Although I know the question I posed is impossible to answer in a single word or sentence, since it would take a full-length book to address some of its implications--and even that would likely end up being largely subjective--I am, having just read the latest novel by Julian Barnes, tempted to respond with one word: intelligent.
The Sense of an Ending, which at 163 pages can be completed in one sitting, is an amazing achievement. The few main characters come alive with sprightly dialogue, an equally lively narrator-protagonist, and deft description. For example, Barnes describes the first sight of the "Fruitcake" who haunts his protagonist's life as follows: "About five foot two with rounded, muscular calves, mid-brown hair to her shoulders, blue-grey eyes behind blue-framed spectacles, and a quick yet withholding smile." That tells us a lot in one sentence.
The narrative, which is filled with reflections of regret, nostalgia, and desire, moves along quickly, with a surprise at the end, and manages to deal with some important ideas, chiefly time and memory but also love, death, suicide, sex, jealousy, and aging, among others. It is a clever book, as the Brits would say, and it is very English in many ways.
When I pick up such a novel, I look, of course, at the opening to see if it is original or engaging enough to interest me. I look at the style, and here I find sentences that unfold with effortless ease, conveying an intelligent male narrator who makes every word, every sentence count. It is all done with what the Italians call "sprezzatura."
The tone with its questions is elegiac, reflecting on the vagaries of memory. On the first page: "What you end up remembering isn't always the same as what you have witnessed." This becomes a running theme, elegantly stated yet conversational, as if we are overhearing a man look back forty years to the friends of his youth and wonder if he ever knew them; and we the readers are flattered to be included in his ruminations, which are by turns witty, bawdy, colorful, and always analytical as we think, too, about the slippery nature of time.

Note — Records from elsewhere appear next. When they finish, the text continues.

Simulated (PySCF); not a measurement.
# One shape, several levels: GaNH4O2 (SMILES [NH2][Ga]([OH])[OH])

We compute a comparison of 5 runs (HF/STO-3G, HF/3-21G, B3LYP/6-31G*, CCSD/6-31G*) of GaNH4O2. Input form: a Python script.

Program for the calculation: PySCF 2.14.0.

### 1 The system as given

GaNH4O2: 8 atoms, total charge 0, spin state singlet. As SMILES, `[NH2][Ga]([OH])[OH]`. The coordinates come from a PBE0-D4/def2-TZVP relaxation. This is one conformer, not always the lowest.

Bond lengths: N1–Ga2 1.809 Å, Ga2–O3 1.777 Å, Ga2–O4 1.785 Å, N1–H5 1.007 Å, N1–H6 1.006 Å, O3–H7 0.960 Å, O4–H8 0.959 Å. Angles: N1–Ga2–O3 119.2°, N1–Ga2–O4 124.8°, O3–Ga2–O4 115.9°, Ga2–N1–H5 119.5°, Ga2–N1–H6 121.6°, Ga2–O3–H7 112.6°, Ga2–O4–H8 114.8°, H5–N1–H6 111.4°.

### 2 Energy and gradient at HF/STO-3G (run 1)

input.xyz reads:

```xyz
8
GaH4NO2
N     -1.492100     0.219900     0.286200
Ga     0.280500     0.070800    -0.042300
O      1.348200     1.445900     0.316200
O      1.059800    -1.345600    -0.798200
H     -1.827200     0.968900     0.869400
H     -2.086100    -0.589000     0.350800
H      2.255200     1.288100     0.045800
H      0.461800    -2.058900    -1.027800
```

Tony, the novel's narrator, asks, "If we can't understand time, can't grasp its mysteries and pace and progress, what chance do we have with history--even our own small, personal, largely undocumented piece of it?"
It is rare to find a novel of ideas that has real feeling conveyed so concisely, but then this is Barnes' 14th novel and 17th book: he knows what he is doing. His style is enjoyable, varied, a model for writers, yet we hardly notice it as we move swiftly to the conclusion of the book, where we find no easy answers to the many questions the narrator has raised. "Time grounds us, then confounds us," we are told.
I can easily imagine a film (for viewers of a certain age) based on this novel starring Bill Nighy, with his clipped, detached, bemused manner, and directed by Steven Poliakoff, who has done a lot of films involving time and memory. He would enjoy the question posed so well here: How far can we go re-imagining our younger selves?